Why do the Kennedys fear history?

Nigel Hamilton

January 27, 1993|By Nigel Hamilton

IN September 1988 I arrived in the United States from Britain intending to write the first complete life of President John F. Kennedy, from his birth in 1917 to his assassination in 1963.

I was graciously welcomed by Jacqueline Onassis (my father had been a friend of JFK and of Robert F. Kennedy).

Sen. Edward Kennedy promised a series of interviews about his own family background, his grandfather John (Honey Fitz) Fitzgerald, his parents and, above all, his elder brother. Unfortunately, Senator Kennedy canceled the interviews in 1989.

Nevertheless, when we met at Harvard the following year, he effusively praised my efforts, saying he had heard from Arthur Schlesinger what "fine" preliminary lectures on JFK's early years I'd given at my university.

Once again the senator promised help and cooperation and, to demonstrate his sincerity, called me over to meet his sister Eunice, who to my great delight promised to make available to me her unique letters from JFK. Sadly, the promises again proved empty.

Instead, six months later, I was called by Milton Gwirtzman, a Washington-based lawyer acting on behalf of the Kennedys, who asked me to "alter my attitude" toward Joseph P. Kennedy and Rose Kennedy, as reflected in the very lectures Mr. Schlesinger had extolled and which had meanwhile been published in the New England Journal of Public Policy.

Taken aback by the lawyer's proposal, I countered that, despite my credentials as a scholarly biographer, I had not received one jot of help from the Kennedys -- after three years of promises.

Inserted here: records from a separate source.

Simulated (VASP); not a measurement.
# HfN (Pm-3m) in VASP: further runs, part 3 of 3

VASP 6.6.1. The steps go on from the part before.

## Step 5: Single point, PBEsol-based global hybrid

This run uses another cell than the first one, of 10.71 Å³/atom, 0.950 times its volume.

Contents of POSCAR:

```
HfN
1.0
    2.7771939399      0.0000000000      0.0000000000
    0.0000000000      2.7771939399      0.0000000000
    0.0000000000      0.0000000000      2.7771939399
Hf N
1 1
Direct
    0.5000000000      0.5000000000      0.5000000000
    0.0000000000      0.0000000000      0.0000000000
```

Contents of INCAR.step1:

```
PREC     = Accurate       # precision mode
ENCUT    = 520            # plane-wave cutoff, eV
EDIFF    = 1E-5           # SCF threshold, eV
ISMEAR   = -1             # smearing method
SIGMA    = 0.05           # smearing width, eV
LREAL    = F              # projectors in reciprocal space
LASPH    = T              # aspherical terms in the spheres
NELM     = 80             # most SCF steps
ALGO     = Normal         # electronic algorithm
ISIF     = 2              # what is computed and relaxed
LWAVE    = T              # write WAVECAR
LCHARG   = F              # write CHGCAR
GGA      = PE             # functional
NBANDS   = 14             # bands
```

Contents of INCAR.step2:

I asked him to take a humble but firm message back to Washington: I would be glad to revise the portrait of JFK's parents, sketched in the lectures, if new evidence warranted such revision.

I pointed out that hundreds of early JFK letters were missing, having been removed from the John F. Kennedy Library in Boston by members of the Kennedy family or withheld from public access on their behalf.

If permitted to see these letters I would, if the evidence prove conclusive, willingly amend my somewhat unsparing account of JFK's childhood -- in particular, the emotional neglect by his mother when he was small, the despotism of his manically ambitious father and the effect of such a dysfunctional marriage on JFK's character.

In due course Mr. Gwirtzman was authorized to search the family's secret holdings in the library for evidence that would justify revision.

Letters were indeed found, he informed me, but they did not contradict my interpretation. As a result, I was not even permitted to see, let alone quote, from them.

Senator Kennedy declined to cooperate in any further way. Eunice Shriver, likewise.

Worse was to follow. On one occasion my private mail was opened and its contents discussed by the staff of the John F. Kennedy Library -- normally a federal offense.

Although the perpetrator was reprimanded by the director, the atmosphere at the library soured considerably.

The chief archivist, who had been on sick leave, was asked to resign on the day of his return. He had been a tower of strength to me and other researchers at the library. He bravely refused, with the immortal words, "You will have to shoot me first." But it was a very near thing.

Meanwhile, in deference to the Kennedys I was disinvited from an international academic conference on "JFK and Europe," held in Florence in October 1992.

Whether my 926-page historical biography -- which takes JFK's heroic early life up to the age of 29 -- merits the vituperative labels bestowed by the Kennedys in a Dec. 3 New York Times article (published in Other Voices Dec. 7), I am still too partial to judge.

Nevertheless, I emphatically reject the accusation that it is "reckless biography."

No author could have done more to solicit the help and involvement of the Kennedys at every stage of research.

Many collections, such as the Joseph P. Kennedy and Rose Fitzgerald Kennedy papers, are still under lock and key. Thousands of documents belonging to "open" collections have been removed or sanitized over the years to avoid the wrath of the Kennedys.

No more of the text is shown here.